The resettlement programs come with a problem of devolution. Devolution is the federal government dumping money on a provincial government. In British Columbia, everything is ethnic; now, if you are a small community, you don't have access to the funding under resettlement counselling. When resettlement counselling comes to a community... If somebody comes to this country, where he goes is into the community, to find trust, because that community can tell him where to go. Also, there is the language. It is not only that people at the centres speak French, but how, because there are so many different kinds of French: Quebec French, Parisian French, African French, Congolese French, and Cameroon French, all of them. We need to decode, to tell the person what is the meaning of a lot of things so he can integrate in Canada.

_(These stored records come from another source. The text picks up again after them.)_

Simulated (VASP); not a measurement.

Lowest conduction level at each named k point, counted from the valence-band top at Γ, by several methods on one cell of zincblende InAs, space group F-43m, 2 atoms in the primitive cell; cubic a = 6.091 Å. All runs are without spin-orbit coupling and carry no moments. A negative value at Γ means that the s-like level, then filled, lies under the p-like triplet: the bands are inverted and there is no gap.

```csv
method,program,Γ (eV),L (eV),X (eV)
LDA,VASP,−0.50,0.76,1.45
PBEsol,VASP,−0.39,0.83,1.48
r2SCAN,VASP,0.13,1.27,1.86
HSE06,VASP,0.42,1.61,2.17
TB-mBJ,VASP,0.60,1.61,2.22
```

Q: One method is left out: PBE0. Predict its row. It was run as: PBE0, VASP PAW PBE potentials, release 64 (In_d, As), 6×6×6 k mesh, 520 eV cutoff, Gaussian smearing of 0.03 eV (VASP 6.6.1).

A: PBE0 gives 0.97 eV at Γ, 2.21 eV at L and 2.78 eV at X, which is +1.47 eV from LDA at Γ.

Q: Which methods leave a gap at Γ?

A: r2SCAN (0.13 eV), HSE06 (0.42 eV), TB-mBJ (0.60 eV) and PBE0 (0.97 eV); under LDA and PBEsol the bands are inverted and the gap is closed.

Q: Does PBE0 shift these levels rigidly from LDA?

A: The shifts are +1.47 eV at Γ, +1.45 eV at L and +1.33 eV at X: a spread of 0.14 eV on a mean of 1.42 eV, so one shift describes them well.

An example is Canadian experience. You come to Canada and they ask you, “Do you have Canadian experience?” I don't have a job. How can I have Canadian experience? That's why I demonstrated this bag to you, to say that a lot of things about the time... They can explain to you about how to go and volunteer, Now, how are you going to volunteer and pay your rent? Some of us, like me, came from a refugee camp to Canada. I owe the money for transportation. Now, with the time I use to go to volunteer, how am I going to repay the money for transportation?
There are all those kinds of things. It's where the bad practice is. This is how I demonstrate the downloading of this resettlement money to the community, because if the money goes to the community, there's a resettlement counsellor there, and at least they understand that they can go to the big communities. If the small communities have no funding, there's no knowledge like in the big communities, and, for a lot of people, failure.
Thank you very much.
Good morning. Thank you for your invitation. We come from Quebec, therefore we will be presenting in French. Is that okay?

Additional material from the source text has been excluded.